BC3. Basque centre for climate change – Klima aldaketa ikergai


Choosing Efficient Combinations of Policy Instruments for Low-carbon development and Innovation to Achieve Europe's 2050 climate targets Cecilia logo rgb 130x91px

The EU wants to transform itself to a low-carbon economy by mid-century. This transformation process will require an overhaul of the European economy, affecting a range of sectors – not only power generation, industry and transport, but also agriculture, construction or finance. Governing this transformation process is a huge challenge – stimulating the necessary innovations, ensuring public support, encouraging the needed investments, creating the right infrastructure, and avoiding lock-in into old, carbon-intensive technologies.

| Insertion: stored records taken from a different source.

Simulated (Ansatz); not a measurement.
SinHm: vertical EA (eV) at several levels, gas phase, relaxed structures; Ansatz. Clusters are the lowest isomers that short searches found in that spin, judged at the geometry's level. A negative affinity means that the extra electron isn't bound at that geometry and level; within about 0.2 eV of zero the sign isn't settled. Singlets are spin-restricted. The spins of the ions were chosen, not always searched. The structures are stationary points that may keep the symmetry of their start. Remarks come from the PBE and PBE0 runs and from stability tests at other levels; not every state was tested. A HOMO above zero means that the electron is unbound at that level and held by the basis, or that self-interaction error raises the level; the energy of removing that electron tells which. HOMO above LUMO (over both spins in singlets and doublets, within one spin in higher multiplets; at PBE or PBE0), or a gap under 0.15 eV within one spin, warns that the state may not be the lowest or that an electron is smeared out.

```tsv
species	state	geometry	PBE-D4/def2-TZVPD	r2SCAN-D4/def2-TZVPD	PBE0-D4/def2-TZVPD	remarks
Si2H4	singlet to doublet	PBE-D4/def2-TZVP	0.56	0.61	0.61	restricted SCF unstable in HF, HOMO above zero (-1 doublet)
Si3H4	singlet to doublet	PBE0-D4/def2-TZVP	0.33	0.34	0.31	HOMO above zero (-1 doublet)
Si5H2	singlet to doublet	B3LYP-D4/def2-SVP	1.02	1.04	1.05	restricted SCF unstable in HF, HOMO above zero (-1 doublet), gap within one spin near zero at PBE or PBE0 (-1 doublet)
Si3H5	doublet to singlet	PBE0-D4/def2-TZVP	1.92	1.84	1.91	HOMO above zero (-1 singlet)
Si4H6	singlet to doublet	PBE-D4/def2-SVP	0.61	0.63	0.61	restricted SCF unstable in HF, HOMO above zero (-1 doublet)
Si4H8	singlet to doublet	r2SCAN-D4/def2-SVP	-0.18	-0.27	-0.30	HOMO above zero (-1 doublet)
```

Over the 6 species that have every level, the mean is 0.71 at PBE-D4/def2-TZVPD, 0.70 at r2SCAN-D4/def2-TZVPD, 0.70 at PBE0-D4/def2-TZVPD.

To manage this transformation, a range of policy instruments is required. The existing mix of climate policy instruments needs to be scaled up drastically to initiate the necessary changes.  But as the scale and scope of instruments increases, it becomes more important to understand and to manage their interaction, as do constraints on the political, legal and administrative feasibility. Policy solutions that have worked well in an economic niche are not necessarily suited to guide economic development on a broad scale; instruments that have co-existed well on a small scale may conflict when scaled up to an economywide level. To evaluate their efficiency and effectiveness, policy instruments cannot be viewed in isolation; understanding and managing their interaction becomes key.




The CECILIA2050 project has been set up to address this challenge: to understand how policy instruments work in interaction, what factors determine their performance, and how the European climate policy instrument mix should evolve to guide the transformation to a low-carbon economy. The project will describe ways to improve the economic efficiency and environmental effectiveness of the instrument mix, and to address constraints that limit their performance or feasibility. These include public acceptance, availability of finance and the physical infrastructure, but also the administrative and legal framework.

Start date: October 2012

End date: September 2015

Call: FP7-ENV-2012-one-stage (European Commission)

Partners in the CECILIA2050 consortium:

Ecologic Institut (Germany) - Coordinator
UCL Energy Institute, University College London (United Kingdom)
LU-CML, Leiden University (Netherlands)
Charles University Environment Centre (Czech Republic)
GWS Institute for Economic Structures Research (Germany)
Institute for Environmental Studies, VU University Amsterdam (Netherlands)
Centre International de Recherche sur l’Environnement et le Développement (France)
Warsaw Ecological Economics Centre, University of Warsaw (Poland)
BC3 Basque Centre for Climate Change (Spain)
Università di Ferrara (Italy) 

Key people involved in BC3:

Prof. Anil Markandya 
Dr. Mikel González 
Dr. Luis Rey 
Dr. Iñaki Arto

Results: The principal objectives of the CECILIA2050project are:

  • Assess the existing European climate policy instrument mix to understand its effects and limitations.
  • Establish GHG emissions reduction scenarios for 2030 –2050, in line with the EU’s goal of achieving a low-carbon economy, and develop instrument scenarios for meeting these goals.
  • Define pathways for moving towards an optimal instrument mix
  • Recommend options for policy makers to help achieve EU climate policy objectives.